Thu, Dec 19, 2013 - Page 6 News List

Military relations with US looking rosy, Beijing says

NO WORRIES:China said its amphibious ship involved in a confrontation with a US cruiser on Dec. 5 had ‘handled the matter in strict accordance with operational procedures’

AP, BEIJING

Military relations with the US face a rosy outlook, the Chinese Ministry of National Defense said yesterday in an apparent attempt to limit damage from a recent confrontation between the countries’ navies in the South China Sea.

A ministry statement said the sides discussed issues relating to the Dec. 5 incident through normal channels and “carried out effective communication.”

“Relations between the Chinese and US militaries enjoy excellent prospects for development and both sides are willing to boost communication, coordinate closely, and work to maintain regional peace and stability,” the statement said.

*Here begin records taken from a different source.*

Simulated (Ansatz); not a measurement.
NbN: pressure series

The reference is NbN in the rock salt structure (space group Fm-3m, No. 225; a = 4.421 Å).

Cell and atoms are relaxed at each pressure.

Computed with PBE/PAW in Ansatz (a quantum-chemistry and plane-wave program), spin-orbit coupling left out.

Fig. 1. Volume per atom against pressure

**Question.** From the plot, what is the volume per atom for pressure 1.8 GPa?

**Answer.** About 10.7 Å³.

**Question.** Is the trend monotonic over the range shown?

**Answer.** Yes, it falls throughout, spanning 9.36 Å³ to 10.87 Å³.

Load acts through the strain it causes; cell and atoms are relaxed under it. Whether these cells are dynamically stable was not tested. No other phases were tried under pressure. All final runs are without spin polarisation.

In its first official comment on the incident, the ministry offered few details other than to say the Chinese amphibious ship involved had been on regular patrol and “appropriately handled the matter in strict accordance with operational procedures.”

The US Pacific Fleet has said the cruiser USS Cowpens maneuvered to avoid a collision while operating in international waters. It said both vessels eventually “maneuvered to ensure safe passage” after discussions between officers onboard.

However, a newspaper published by the ruling Chinese Communist Party on Monday accused the US ship of crowding Chinese ships accompanying the country’s first aircraft carrier on sea trials.

The Global Times said the Cowpens came within 45km of the Chinese squadron, inside what it called its “inner defense layer.”

The incident came amid heightened tensions over China’s expanding navy and growing assertiveness in the region, where it claims vast areas of heavily trafficked waters and numerous island groups.

Beijing recently declared a new air defense identification zone over parts of the East China Sea that encompasses Japanese-controlled islands claimed by China, prompting heavy criticism and defiance from Washington, Tokyo and others.

During visits this week, US Secretary of State John Kerry said Washington would provide more than US$70 million in security assistance to Vietnam and the Philippines — countries locked in competing claims with China over territory in the South China Sea.

The Dec. 5 confrontation was the most serious incident between the two navies since 2009, when Chinese ships and planes repeatedly harassed the US ocean surveillance vessel USNS Impeccable in the South China Sea.

Partly to avoid such confrontations, the US has been pushing for increased exchanges and limited joint exercises with the Chinese military.

Next year, China’s navy is set to take part for the first time in a major international maritime exercise known as the Rim of the Pacific.